Every stage in life has its trends: the transient younger years where we move from job to job and home to home to find our place in the world; the middle years where we settle down with a family; and the retirement years where the kids have flown the nest and we begin to evaluate a lifetime of accumulated stuff.
Most seniors go through a phase where they take stock and decide life would be a little easier if they could downsize. Perhaps it’s in the name of de-cluttering for a cleaner home, or perhaps it’s moving into a smaller and maintenance-free community to spend their golden years enjoying quality time with friends and family rather than raking leaves and fixing toilets.
If you or a loved one is considering downsizing from the long-time family home, here are a few tips to manage the move, safely and with your sanity intact:
1. Recognize the stress is real.
Going through several decades worth of stuff can be joyful, because we stumble onto forgotten treasures and memories, but it can also be stressful—if for no other reason than because there’s So. Much. Stuff. Be sure to pause on occasion to keep reminding yourself that you will get through it all. Remember the Buddhist line, “A jug fills drop by drop.”
2. De-clutter before the move.
If you know a move is coming next year, consider taking some extra time for this year’s spring cleaning. Go through your drawers and closets and get rid of as much stuff as you can stomach. Try turning your clothes inside out (or marking them some other way) and re-stowing them. If in one year they are still inside out, it means you haven’t worn them. They can likely be donated. Doing a major de-clutter now will save you some major stress when you’re ready to move.
3. Decide what’s most important to keep.
There’s a good chance you or your spouse (or your mom or dad) is a real packrat, so you likely have possessions going back decades. A wedding portrait is obviously more important than that leisure suit from the Carter administration. For everything else, it may be helpful to assign stuff a number 1-5 on a spectrum, with 1’s obvious keeps and 5’s obvious trash. Get rid of the 4’s and 5’s, and start negotiating over the 3’s.
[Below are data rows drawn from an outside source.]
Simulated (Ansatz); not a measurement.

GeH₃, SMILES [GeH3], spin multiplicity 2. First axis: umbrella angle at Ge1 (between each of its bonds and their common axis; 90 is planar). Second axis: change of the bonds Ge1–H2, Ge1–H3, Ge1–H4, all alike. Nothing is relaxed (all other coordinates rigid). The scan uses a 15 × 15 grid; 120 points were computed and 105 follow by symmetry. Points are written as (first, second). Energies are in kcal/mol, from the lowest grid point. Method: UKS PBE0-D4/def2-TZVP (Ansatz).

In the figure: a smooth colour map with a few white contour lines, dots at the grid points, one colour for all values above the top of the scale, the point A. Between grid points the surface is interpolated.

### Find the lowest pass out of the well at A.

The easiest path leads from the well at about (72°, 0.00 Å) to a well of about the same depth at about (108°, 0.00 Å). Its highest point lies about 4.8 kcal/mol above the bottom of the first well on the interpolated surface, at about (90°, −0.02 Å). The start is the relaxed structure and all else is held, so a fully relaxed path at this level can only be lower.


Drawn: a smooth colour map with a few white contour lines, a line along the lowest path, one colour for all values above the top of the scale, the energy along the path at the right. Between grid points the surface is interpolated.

4. Invest in cloud storage.
One piece of good news is that many sentimental items fall into categories like family photos or children’s artwork. Cloud storage programs such as Evernote are relatively inexpensive and provide a way to store images digitally. If you have a smart phone, it’s easy to take a quick picture and load it into Evernote, giving you a stress-free way to clear out boxes of stuff—everything from photos to old tax returns.
5. Break it up.
Finally, don’t try to move everything in a day, or even a weekend. Sure, the big stuff may have to go in one swoop if you are hiring a moving company. Otherwise, try to break the job into smaller parts. Clear out the garage one weekend, the attic another. After a few weekends, the downsizing move will become downright manageable.